North of Yakutat within Wrangell–St. Elias National Park, spectacular Hubbard Glacier is the largest tidewater glacier in North America. Fed by high mountains of the St. Elias Range, the glacier is six miles wide and more than 70 miles long. Many cruise ships make a stop in front of this massive glacier with an always-calving 400-foot-high wall of ice. Local air taxis offer flightseeing trips that provide an even more impressive glacier view.
Virtually all Alaskan glaciers are retreating as the global climate warms, but Hubbard Glacier is the rare exception. Not only is it advancing, but doing so in a way that threatens to block off the waters of Russell Fiord (yes, “fiord” is the official spelling). Today, just 100 yards of open water separate the ice from a rocky point of land at Point Gilbert.

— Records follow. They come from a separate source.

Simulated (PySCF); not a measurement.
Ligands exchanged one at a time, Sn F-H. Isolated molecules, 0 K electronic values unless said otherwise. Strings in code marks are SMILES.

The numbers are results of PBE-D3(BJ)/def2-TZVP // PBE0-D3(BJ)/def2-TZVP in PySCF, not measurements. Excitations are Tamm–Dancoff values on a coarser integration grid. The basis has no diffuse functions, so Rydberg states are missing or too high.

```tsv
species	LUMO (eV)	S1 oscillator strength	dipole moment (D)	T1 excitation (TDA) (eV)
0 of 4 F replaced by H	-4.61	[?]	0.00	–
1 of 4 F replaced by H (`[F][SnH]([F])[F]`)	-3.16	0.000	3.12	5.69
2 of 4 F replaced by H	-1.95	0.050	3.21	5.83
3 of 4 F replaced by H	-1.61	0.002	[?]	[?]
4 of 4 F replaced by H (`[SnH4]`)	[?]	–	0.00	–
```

If the glacier continues advancing, the gap could close, creating a dam that drastically changes the surrounding landscape. This occurred in 1986 when the water rose 75 feet behind an ice dam, trapping seals, sea lions, and porpoises. The ice gave way six months later, freeing the animals and reconnecting the fiord to Disenchantment Bay.
A similar situation developed in 2002, and scientists believe it is only a matter of time until ice from the surging glacier creates a relatively permanent dam. If this happens, water would eventually flood the Situk River, potentially impacting the river’s acclaimed steelhead trout, not to mention the airport.